Bug 255398

Summary: databases/mariadb105-server: deadlocks at start when wsrep is enabled
Product: Ports & Packages Reporter: Phillip R. Jaenke <prj>
Component: Individual Port(s)Assignee: Bernard Spil <brnrd>
Status: New ---    
Severity: Affects Only Me Flags: bugzilla: maintainer-feedback? (brnrd)
Priority: ---    
Version: Latest   
Hardware: Any   
OS: Any   

Description Phillip R. Jaenke 2021-04-25 18:24:47 UTC
Reproduction using 10.5.9 with from ports:

sudo -u mysql /usr/local/bin/mysql_install_db --basedir=/usr/local --datadir=$datadir --skip-test-db
sudo -u mysql /usr/local/libexec/mariadbd --wsrep-new-cluster --wsrep-on --wsrep_cluster_address=gcomm://DB1 --datadir=$datadir

sudo -u mysql /usr/local/bin/mysql_install_db --basedir=/usr/local --datadir=$datadir --skip-test-db
sudo -u mysql /usr/local/libexec/mariadbd --wsrep-on --wsrep_cluster_address=gcomm://DB1 --datadir=$datadir

Initial membership will succeed (check the logs, of course.) Once that's confirmed, the cluster should be ready to go. So go kill -TERM mariadbd on DB2, then DB1. (Order matters, even though it's multi-master.)

BOTH hosts /usr/local/etc/mysql/conf.d/wsrep.cnf:

BOTH hosts rc.conf:

Then on DB1: /usr/local/etc/rc.d/mysql-server start
It'll go through the 15 second timeout waiting for the pidfile, and then exit 1, without actually killing the process. It just never writes either the pidfile or the socket. Ever. No errors are logged in either the mysql error log or wsrep error logs. The process just hangs and does not die to TERM.

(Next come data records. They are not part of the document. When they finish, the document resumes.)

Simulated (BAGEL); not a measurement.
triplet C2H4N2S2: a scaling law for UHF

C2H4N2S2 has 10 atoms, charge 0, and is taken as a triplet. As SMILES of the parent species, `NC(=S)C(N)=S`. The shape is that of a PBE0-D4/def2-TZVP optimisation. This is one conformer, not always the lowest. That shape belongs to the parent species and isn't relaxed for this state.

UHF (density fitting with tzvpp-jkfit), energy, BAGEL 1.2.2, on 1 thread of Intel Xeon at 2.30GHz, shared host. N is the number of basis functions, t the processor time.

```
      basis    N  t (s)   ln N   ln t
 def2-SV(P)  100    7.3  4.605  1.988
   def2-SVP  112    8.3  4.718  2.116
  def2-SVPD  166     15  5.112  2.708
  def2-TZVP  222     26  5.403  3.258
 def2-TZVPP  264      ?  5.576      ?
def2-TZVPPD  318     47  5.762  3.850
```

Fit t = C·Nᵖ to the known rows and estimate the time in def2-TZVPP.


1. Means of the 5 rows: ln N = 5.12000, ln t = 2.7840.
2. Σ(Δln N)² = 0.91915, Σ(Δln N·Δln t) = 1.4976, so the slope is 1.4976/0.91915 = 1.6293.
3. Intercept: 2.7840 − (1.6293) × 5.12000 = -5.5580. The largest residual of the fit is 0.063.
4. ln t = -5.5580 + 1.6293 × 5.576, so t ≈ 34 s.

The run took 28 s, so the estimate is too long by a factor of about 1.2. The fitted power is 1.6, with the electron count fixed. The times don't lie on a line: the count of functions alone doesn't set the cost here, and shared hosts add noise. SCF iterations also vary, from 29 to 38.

This reproduces if manually started with "sudo -u mysql /usr/local/libexec/mariadbd --defaults-extra-file=/usr/local/etc/mysql/my.cnf --user=mysql --datadir=/var/db/mysql/data --pid-file=/var/run/mysql/mysqld.pid" Instead of starting, it just hangs and will not respond to TERM only KILL.

Port was built with options:
databases_mariadb105-server_SET+=GSSAPI_HEIMDAL LZ4 WSREP
databases_mariadb105-server_UNSET+=GSSAPI_BASE GSSAPI_MIT GSSAPI_NONE

What is perplexing is that this ONLY reproduces with wsrep being configured by files in /usr/local/etc/mysql/conf.d. If the server is started with "--wsrep-on --wsrep_cluster_address=gcomm://DB1,DB2" then it works as expected. So it is specifically something with reading the wsrep configuration from files. Even putting the wsrep configuration into my.cnf causes the exact same behavior.